To be a full participant in Davos, you have to be a poster child for income inequality.

The values that underpin the meeting were summed up for me last year by Indra Noyi, the chief executive of PepsiCo. She was talking about the lack of women at Davos.

Surprise, surprise, the gender balance is so bad that when companies were told they had to allocate their fifth ticket to a woman, many of them opted to forgo it and just to bring four men instead. Bet they still got charged $622,000 (€474,225) – the price for five tickets.

However, Noyi felt that relaxing Davos’s elite criteria could be counter-productive. “You’ve got to make sure they’re the right level of women. If you get a lower level, you’ll find the men won’t talk to the women.”

Well, that explains it. No wonder they don’t let the poor women attend. No one would talk to them.

You are most likely to get the coveted white badge at Davos that gets you in everywhere if you work for one of the world’s top 1,000 companies, you are a prime minister, or your name is Bono. Oh, and there’s always the few token religious leaders like Archbishop Diarmuid Martin.

Sharan Burrow, general secretary of the International Trade Union Confederation, really did want to talk about income inequality at the opening debate. She said that capitalism had lost its moral compass.

She didn’t get much support from the four men chosen to discuss the issue. They seemed to think that capitalism is just fine, really, just a bit misunderstood and undervalued.

In contrast, Klaus Schwab, founder of the forum, thinks that capitalism is over, and that talent will drive the agenda from now on. George Soros thinks the EU is over, unless Germany stops pushing punishing levels of austerity.

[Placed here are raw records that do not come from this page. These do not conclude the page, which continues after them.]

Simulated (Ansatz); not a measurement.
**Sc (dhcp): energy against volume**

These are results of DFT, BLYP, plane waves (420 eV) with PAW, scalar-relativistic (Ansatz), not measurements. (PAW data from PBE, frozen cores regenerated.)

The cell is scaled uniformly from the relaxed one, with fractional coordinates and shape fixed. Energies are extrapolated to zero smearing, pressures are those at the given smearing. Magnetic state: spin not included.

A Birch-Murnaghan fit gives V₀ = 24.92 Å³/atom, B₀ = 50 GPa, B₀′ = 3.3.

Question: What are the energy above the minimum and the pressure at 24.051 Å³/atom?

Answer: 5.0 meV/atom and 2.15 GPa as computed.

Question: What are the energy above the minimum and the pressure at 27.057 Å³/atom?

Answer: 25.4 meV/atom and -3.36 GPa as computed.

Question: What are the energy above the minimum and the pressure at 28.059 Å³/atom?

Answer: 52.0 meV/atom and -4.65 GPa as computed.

While such pronouncements were being made, and Enda was letting down the side, the real business of Davos was business, with many participants avoiding all the panel events and just getting on with making contacts that make them money. Andrew Ross Sorkin of Dealbook at the New York Timestalked about one executive who conducts more than 20 meetings a day with people from all over the globe. He gets more done than he would in three months of red-eye flights.

All that capitalism on steroids is enough to make your head hurt very badly, so I took refuge in reading Michael D’s speech at the NUI conferring in Dublin Castle instead. Michael D has a particular style that will never be accused of being concise, but the points he makes are very important.

You see, Michael D has this idea that universities should nurture thinking citizens, and that academics should challenge the consensus and find new ways for people to live well in this world.

He says things like: “Intellectuals are challenged, I believe, now, to a moral choice: to drift into, be part of, a consensus that accepts a failed paradigm of life and economy, or to offer, or seek to recover, the possibility of alternative futures.”

He believes that there is an intellectual and moral crisis that is even more significant than the economic crisis. He is right.

Funny how everything Michael D says will be written off as naive and unworldly, while the certifiable loons at Davos will continue to be applauded as realistic and pragmatic.

Yet as George Monbiot says: “What is realistic is what happens. The moment we make it happen, it becomes realistic.” Conversely, when we declare that something is the only possibility, that becomes reality, too.

The contradictions of Davos show us that not only do most of the emperors have no clothes, but they also have nothing new to say, either. If President Higgins can manage to mobilise people in his forthcoming seminars to look at ways of actively putting citizenship and selflessness ahead of market demands and shareholder value, he will have made a step towards freeing us from what he called “the fatalism of bogus inevitabilities”.

Criminal capitalism, with its cynical exploitation of people and resources, led us into the mess we are in. But it was not inevitable. Unjust income inequality is not a natural event. It happens because of the decisions that are made by individuals, communities, governments and corporations. It can change in the same way.